For Israel, better the devil you know, than the one you do not.
So, it's ok to support a dictator and oppose democracy in another country, if it helps you.
Gotcha. Yet another righty who says the pledge of allegiance while fighting democracy.
All these people who throw principles in the trash and grab ahold of whatever seems to serve their short term interest - people under a dictator, sure, fine, they're Muslim.
That's why nukes are fine - for us, no them; being an arms merchant, fine for us, not them; forcing puppets over others, fine for us, not them, and so on.
That's not American - it's a thug in the world who spits in the face of American values wanting to be the latest 'rule with tyranny' force, while pretending otherwise.
Pretty much every tyranny claimed the same justifications - stability, etc.
Edit: I'm not saying we should not dislike if the people of a country choose bad policies/leaders. I am saying that thinking that we have the moral right to deny democracy to them and impose tyranny on them for our benefit is a problem. We have plenty of more moral ways to influence - not to mention how corrupt interests make up 'foreign threats'.
How hysterical did we get about 'threats' to our south - Cuba, Nicaragua, El Salvador, Chile, Honduras, even Grenada - using massive force, tyranny, even terrorism as our policies for what was really the protection of our corporations to exploit the people there, wrapping our own murderous evil in the name of 'liberty' and 'freedom' to hide what we did?
The one real 'threat' that did happen - the near-nuclear war trigger over Soviet missiles in Cuba - was more a result of our policy of massive terrorism against Cuba (while denying it all), even while we were hypocritical about our own missiles on the border of the USSR in Turkey we refused officially to get rid of while demanding the USSR removed theirs.
The US has a bad history of turning nations who just want a little justice and fairness in how they're treated into enemies by insisting on exploiting and tyrannizing. Most of our armed conflicts since WWII - and many earlier like the invasion of the brand new USSR around 1917 - were about 'preventing examples of any country not doing as they're told'.

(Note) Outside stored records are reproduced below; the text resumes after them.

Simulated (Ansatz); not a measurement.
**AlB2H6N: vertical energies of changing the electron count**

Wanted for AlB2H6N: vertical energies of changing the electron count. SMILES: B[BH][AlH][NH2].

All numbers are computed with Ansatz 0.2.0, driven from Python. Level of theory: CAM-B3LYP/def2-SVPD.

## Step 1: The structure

Read the internal memos around Cuban policy from the moment Batista was overthrown - they justified terrorism, assassination, on the grounds that there was a danger other South American nations' citizens would get the idea they didn't have to put up with extreme oligarchies kept in power serving US corporations. Cuba's threat was not for Castro's army to march and conquer Washington D.C., but for them to even be there as an example for nations to say 'we can have a little justice, too', against very oppresive right-wing regimes and US companies. Same reason we had the left-wing President of Chile replaced by the dictator Pinochet - after the US corporation taking Chile's number one economic resource, their copper, had the government of Chile say 'no more, Chile keeps more of the money from it'; why we did it in Guatemala, and many, many other cases - including Grenada. We'd already declared 'economic war' on Cuba, who was highly dependent on the US trade after 60 years as an effective US colony.
We don't have the right to tell Egypt, 'you have to live under a dictator who represses you, to serve our interests'. It's about time we treat the people of Egypt with a bit of fairness - and watch the situation improve. Or did the English monarchy have the right to tyranny over the US, to serve its foreign policy interests?